Micheline Szwajcer

Mark Luyten - Nico Dockx

08 Sep - 22 Oct 2011

Untitled ('Recent Work'), 2011
200 x 245 cm
oil on canvas
(today)
8 September - 22 October

A title that refers to time. A time, somewhere between the past and future, indefinite. On the other hand, today is also a specific time, the time of now, the moment where we are immediately present.The exhibition goes in search of the blind spot that the past and future strike in the present. The now is short, fleeting, and repeats itself again and again, without end. (Endlessly can be read on a canvas.)
Each painting shows its particular history in an accumulation of images: the artwork not as a synthesis of a world but as a now through which its past emerges.

GMS Artist Talk 001

The weight of a material past. The artist versus his body of work.
Mark Luyten in conversation with Nico Dockx, moderated by Caroline Dumalin.

Why?

The gallery wishes to dedicate an alternative space to the conceptual component of its exhibitions by providing a platform for reflection and debate. Following this ambition, the first in a new series of artist talks will take form on Wednesday, October 5th, 2011 at 7:00 pm.

What?

Mark Luyten's solo exhibition ‘(today)’ is founded on the elusiveness of the now. Whose now? First and foremost that of the individual artist himself, who finds himself faced with his own material past. As his practice develops and extends over time, traces of this past have accumulated in the artist’s studio. Today, a number of older works clearly underwent destructive interventions. Creation has been understood as revision, which is of course an endless activity, a downright Sisyphean task. Such an awareness is quite literally present in the exhibition. It raises the question of what Luyten actually hopes to achieve with this seemingly negative strategy. If the oeuvre of an artist is a tradition on a micro scale, to what extent does it resist the development of "new" work?

Who?

Mark Luyten (b. 1955) is a visual artist and teacher at the academy of Sint-Lucas in Antwerp. His work has been represented by and exhibited at GMS since the mid-eighties.

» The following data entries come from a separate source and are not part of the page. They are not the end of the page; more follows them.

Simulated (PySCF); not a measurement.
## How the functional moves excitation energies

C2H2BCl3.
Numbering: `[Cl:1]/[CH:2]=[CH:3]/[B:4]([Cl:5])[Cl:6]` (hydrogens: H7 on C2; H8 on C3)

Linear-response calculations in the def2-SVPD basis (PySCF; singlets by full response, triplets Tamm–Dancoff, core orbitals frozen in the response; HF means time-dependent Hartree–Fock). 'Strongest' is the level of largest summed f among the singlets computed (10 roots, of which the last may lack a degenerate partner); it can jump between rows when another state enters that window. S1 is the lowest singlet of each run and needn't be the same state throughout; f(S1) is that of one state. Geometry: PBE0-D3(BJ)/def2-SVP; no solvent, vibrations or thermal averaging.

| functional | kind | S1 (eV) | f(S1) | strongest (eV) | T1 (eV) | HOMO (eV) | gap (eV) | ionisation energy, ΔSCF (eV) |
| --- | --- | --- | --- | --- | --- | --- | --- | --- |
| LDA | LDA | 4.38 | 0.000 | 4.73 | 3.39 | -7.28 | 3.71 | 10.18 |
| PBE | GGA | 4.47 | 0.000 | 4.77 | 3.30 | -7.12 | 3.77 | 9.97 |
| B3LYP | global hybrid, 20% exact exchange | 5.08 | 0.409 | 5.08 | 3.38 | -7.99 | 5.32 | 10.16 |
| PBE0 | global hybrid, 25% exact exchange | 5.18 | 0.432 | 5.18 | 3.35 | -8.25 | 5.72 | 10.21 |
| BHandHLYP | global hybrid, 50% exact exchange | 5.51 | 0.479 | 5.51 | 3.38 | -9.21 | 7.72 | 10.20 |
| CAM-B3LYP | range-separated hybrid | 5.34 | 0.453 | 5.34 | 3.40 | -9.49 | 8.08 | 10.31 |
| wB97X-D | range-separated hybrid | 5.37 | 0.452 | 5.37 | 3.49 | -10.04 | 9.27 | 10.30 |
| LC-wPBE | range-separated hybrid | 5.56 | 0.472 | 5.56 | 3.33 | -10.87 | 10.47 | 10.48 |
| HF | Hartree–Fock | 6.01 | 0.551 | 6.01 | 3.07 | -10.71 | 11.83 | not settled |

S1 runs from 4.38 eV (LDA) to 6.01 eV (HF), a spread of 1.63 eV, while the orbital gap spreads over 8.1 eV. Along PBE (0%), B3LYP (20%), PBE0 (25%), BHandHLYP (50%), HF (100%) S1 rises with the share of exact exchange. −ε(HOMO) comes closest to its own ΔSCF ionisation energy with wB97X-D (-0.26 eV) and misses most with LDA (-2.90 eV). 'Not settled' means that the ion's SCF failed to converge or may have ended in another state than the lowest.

Nico Dockx (b. 1974) is a visual artist and researcher at the Royal Academy of Fine Arts Antwerp (KASKA). Since 2001, he has regularly collaborated with Mark Luyten, represented by Lightmachine Agency.

Caroline Dumalin (b. 1986) was trained as an art historian and critic at the K.U.Leuven, l'Université Paris-Sorbonne (Paris IV), and the School of Visual Arts in New York. She currently works as Micheline Szwajcer’s assistant.